After Daddy went to work for Uncle Charlie in 1920, the first job was way out on the desert almost to Death Valley, in a lake bed, mostly dry, called Searles Lake, near the Town of Trona. The little town we lived in was owned by the Pacific Coast Borax Company and was called Borosolvay. Years later it was called by a simpler name, Argus. (It is kind of interesting that years later when I was 18, I went to work for this same company in Boron, California where I worked for 17 years.) There was one main street in the town of Borosolvay. The ground sloped up hill to the north from the street. Along this uphill side of the street was a long row of company houses. Further up the hill was a plunge of warm, filtered water where everyone could swim. A little further up the hill was the one-room school that housed all eight grades. On the other side of the street to the south and towards the lake was the large building where the brine from the lake was processed to manufacture various chemicals, borax, potash, etc. Also in this area was a large garage, shops and buildings, pertinent to the maintenance of the plant. Here also was located a large company store.

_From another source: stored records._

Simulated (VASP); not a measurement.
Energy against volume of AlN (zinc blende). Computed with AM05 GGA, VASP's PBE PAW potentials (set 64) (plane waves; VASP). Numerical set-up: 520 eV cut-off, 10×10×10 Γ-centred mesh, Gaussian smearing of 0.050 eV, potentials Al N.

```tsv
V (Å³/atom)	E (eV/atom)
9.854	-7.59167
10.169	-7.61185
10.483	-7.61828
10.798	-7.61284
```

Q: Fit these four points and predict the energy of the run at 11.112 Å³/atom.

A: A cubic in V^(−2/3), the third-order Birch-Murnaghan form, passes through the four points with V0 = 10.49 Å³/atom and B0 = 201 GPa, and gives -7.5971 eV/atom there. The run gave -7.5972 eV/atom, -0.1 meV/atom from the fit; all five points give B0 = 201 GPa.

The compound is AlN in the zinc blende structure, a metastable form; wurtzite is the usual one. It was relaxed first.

I think the lake, which was about 15 miles long and 4 miles wide, was dry most of the time. When many valuable chemicals were found on top and beneath the surface, a way was found to extract them from the lake profitably. The process used was a wet process. Water was pumped out on the lake in ponds where it became a brine and was pumped back into the plant and the different chemicals were extracted from the brine. Out on the lake was where Uncle Charlie and Daddy were working with the big steam shovel, making levees for the ponds. The ground was mushy and soft; the steam shovel had to be supported by huge mats, which were needed to keep the steam shovel from sinking out of sight in the muck. As I remember it, those mats were made out of several layers of 3 x 12 planks, crisscrossed and bolted together, big enough to support the weight of the huge machine. There were two of these long mats as they worked along building levees. When they came to the end of one mat, they would swing around behind and hook on to the mat, lift it on cables attached to the boom, swing it around in front and place it on the soggy soil and move ahead on to it.
We lived in one of the company houses on the street west of the school and Uncle Charlie and Aunt Nellie lived in a company house directly below the school.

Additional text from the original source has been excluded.